One Montgomery County Public Schools official said that had the school system known more information earlier about teacher Walter Stafon Bowman, they might not have hired him.
Bowman was arrested Jan. 8 and charged with three counts of second-degree assault and one count of false imprisonment all stemming from incidents of unwanted physical contact with three female coworkers at Briggs Chaney Middle School in Silver Spring, police said.
Carole Goodman, associate superintendent for the school system’s Office of Human Resources and Development, was one of several school system officials — including Darryl Williams, associate superintendent of middle schools for the school system — who attended a Briggs Chaney parent-teacher association meeting Jan. 14 to talk and answer questions about the school system’s investigation process and Bowman’s record and recent arrest.
The school system officials addressed community concern that Bowman, 37, of the 4900 block of Veronica Court in Indian Head has faced other charges in the past.
Goodman said “there were no red flags” among the information the school system had when it hired Bowman, but that the school system might have acted differently if it had known more about him.
In Prince George’s County District Court, Bowman faced charges in 2010 related to second-degree assault and violating a protective order, according to online court records.
The records show he pleaded guilty to only one charge of violating a protective order and was fined $100.
In a school system with a large number of employees, Goodman said, sometimes things slip through the school system’s screening process that includes a background check, transcripts and letters of recommendation.
“It’s unusual for a person to have things in their background that didn’t show up,” she said. “I’m still kind of baffled about it.”
Kush Arora, Bowman’s attorney, said in an interview that those concerned about past charges against Bowman should understand that allegations against someone do not indicate guilt.
Professionals familiar with the allegations and the law made “the appropriate decision” not to prosecute Bowman, Arora said.
“There’s certainly nothing in his history that indicates he’s been prosecuted for any kind of act of violence,” he said.
Other school system officials assured the attendees during the meeting that nothing in Bowman’s past indicates he is dangerous.

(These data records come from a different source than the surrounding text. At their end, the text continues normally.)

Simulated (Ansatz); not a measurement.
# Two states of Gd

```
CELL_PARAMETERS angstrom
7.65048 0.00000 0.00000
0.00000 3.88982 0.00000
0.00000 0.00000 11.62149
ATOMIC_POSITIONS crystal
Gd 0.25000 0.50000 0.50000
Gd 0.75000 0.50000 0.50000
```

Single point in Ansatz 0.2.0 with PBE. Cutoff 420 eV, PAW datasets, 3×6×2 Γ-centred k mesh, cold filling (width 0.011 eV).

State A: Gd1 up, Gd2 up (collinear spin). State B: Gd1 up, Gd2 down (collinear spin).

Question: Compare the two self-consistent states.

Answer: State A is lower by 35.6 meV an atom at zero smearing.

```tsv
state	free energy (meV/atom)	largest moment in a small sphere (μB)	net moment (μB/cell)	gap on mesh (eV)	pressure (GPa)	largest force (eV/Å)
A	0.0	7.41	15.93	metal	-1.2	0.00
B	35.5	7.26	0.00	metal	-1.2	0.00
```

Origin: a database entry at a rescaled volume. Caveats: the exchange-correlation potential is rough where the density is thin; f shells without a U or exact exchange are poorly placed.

Bob Hellmuth — director of school safety and security for the school system — said that while Bowman’s records show accusations against him, nothing indicates Bowman is “a threat” or “a man of violence,” he said.
Robert Grundy — director of the Performance Evaluation and Compliance Unit in the school system’s Human Resources and Development Office — said the school system considers charges that appear in a job candidate’s background check and considers factors such as the nature of the charges and whether they indicate a potential impact on students.
Officials at the meeting said the school system investigated Bowman earlier in the school year regarding the incidents with the female employees.
One person who attended the meeting asked why the school system allowed Bowman back into the school after its investigation but police had arrested him after they looked into the incidents.
Hellmuth said that the arrest doesn’t signify criminal intent on Bowman’s part.
He added there are some “nuances” between the statements the female employees gave to the school system and those they gave to police.
After one man raised concerns during the PTA meeting that Bowman returned to work with the female employees, Grundy said Bowman’s reported behavior involving inappropriate, non-sexual touching did not warrant moving him out of the school.
Briggs Chaney Principal Tamitha Campbell said they do not believe Bowman acted inappropriately toward students, but his arrest has been difficult for some students.
“For some kids that was their mentor,” Campbell said.
Cristina Benitez of Silver Spring, whose seventh-grade daughter was in one of Bowman’s classes, said she observed one of Bowman’s classes during a fall open house and thought he was “very insightful,” engaging and well-prepared.
“He came across a little bit strict,” she said.
The allegations against Bowman come as a shock, she said.
Lori Sciannella, a substitute teacher who has worked at the school since October, said after the meeting she still had unanswered questions, including whether the employees involved had had an opportunity to go to police when they raised their concerns about Bowman that led to the school’s investigation.
“I would hope that they would tighten up their vetting process,” she said of the school system.
One of the three female employees reported that Bowman assaulted her twice in late August, according to police, once putting his hands on her shoulders unexpectedly and, in another incident, placing her in a bear hug until she was able to break free.
Another female employee said she was standing in her classroom in September when Bowman approached her from behind, crouched on the floor and touched her ankle, according to police.
The third employee said Bowman grabbed her from behind around the waist in September, police said.
According to Bowman’s charging documents, police believed Bowman assaulted other people who are afraid to come forward.
His trial is scheduled for Feb. 25 at District Court in Silver Spring, according to online court records.
Bowman previously worked at Needwood Academy in Rockville for a few months in 2009 and A. Mario Loiederman Middle School in Silver Spring from August 2012 to June 2013, Montgomery County Schools spokesman Dana Tofig said.